Thursday, April 23, 2009

"Much has been said of its coarseness," or, Some notes on poets and reviews

Today's offerings from the ol' literary steam tray: a few somewhat connected notes on poets and reviews:

1 In the course of confirming the other day that Walt Whitman, for all his exuberance, was not the tipsy poetic champion of the American outdoors that I was looking for, I happened across a fascinating contemporary review of Leaves of Grass. Published anonymously in the June 8, 1867 issue of the London Review and Weekly Journal of Politics, Society, Literature, and Art, it is now available in the Whitman archive.
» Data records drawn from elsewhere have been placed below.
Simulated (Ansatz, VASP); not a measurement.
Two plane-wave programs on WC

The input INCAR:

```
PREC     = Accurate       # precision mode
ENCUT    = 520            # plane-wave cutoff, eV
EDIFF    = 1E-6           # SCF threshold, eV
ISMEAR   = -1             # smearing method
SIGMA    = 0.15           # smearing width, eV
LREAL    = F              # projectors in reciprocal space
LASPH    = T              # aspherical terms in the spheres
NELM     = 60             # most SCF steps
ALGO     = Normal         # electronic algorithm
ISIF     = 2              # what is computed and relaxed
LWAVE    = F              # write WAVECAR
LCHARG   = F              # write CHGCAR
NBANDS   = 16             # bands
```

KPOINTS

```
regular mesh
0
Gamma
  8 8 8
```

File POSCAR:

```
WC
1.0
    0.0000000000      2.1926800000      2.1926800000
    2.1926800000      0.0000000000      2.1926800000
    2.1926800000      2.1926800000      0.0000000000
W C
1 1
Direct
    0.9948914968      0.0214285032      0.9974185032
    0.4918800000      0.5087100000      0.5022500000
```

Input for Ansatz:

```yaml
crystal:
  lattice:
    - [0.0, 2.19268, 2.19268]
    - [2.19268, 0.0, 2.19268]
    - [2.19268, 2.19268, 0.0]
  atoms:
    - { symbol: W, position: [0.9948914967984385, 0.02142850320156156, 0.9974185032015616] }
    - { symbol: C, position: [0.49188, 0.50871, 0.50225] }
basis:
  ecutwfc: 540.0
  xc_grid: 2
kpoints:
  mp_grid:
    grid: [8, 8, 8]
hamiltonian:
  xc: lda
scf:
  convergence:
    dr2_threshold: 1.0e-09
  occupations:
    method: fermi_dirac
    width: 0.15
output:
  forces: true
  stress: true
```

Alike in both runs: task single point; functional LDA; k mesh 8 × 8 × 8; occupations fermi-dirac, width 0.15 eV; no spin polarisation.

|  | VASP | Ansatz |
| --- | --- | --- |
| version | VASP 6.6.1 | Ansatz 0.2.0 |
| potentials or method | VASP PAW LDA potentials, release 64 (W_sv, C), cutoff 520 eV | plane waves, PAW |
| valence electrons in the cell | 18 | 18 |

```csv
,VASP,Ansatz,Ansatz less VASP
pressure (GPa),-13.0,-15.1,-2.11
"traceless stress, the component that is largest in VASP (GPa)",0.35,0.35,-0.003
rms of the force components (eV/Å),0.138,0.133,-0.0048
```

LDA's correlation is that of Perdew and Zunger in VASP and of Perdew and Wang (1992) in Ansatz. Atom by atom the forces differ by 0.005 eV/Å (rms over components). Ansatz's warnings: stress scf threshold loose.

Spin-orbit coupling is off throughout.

The passage that led the review to be delivered up as a result of my Google search for "Whitman drunk" was this one:
That there is genius in these poems is unquestionable; yet it is difficult to assign their author any place in literature, unless, indeed, one may assume the veracity of metempsychosis, and say that here is Hafiz again, only drunk now with Catawba wine instead of the Saoma, and worshipping the Mississippi river instead of the Saravati, which, having dried up in Persia, may be supposed to have also transmigrated westward.
Lots of references to clear up there: Hafiz is a classical Persian poet, the Catawba is a wine grape from the eastern United States (as well as a Native American tribe), Saoma appears to be a creek, often dry, in Vanuatu, and the Saravati is the Saraswati, a holy Hindu river. That's a fairly longwinded way for the reviewer to point out that Whitman had expanded his reach to draw on Eastern traditions, especially as the reviewer goes on to point out that Leaves of Grass
is really meant to be, and is, intensely American. It is but just, however, to say that the America it celebrates is a transcendental one, related to the world and the distant stars, and not "Uncle Sam's" fenced-in national farm.
{Side note: I love that Uncle Sam was still a new enough concept that it needed to be set off in quotes.}

Still, the reviewer deserves credit for clearly grasping the quality and originality of Whitman's vision. Though he acknowledges that Whitman "is not a poet for the family circle, nor is his book one which could be allowed into everybody's hands," he ultimately offers praise that seems to truly understand Whitman's poetic aims:
There is a wild, natural exuberance of animalism displayed by Whitman of a thoroughly original kind, an open-air abandonment, a weird and exalted receptivity embracing the good and the bad, the vice and the virtue of life, with a power and comprehensiveness as striking as it is novel. If he will but learn to tame a little, America will at last have a genuine American poet.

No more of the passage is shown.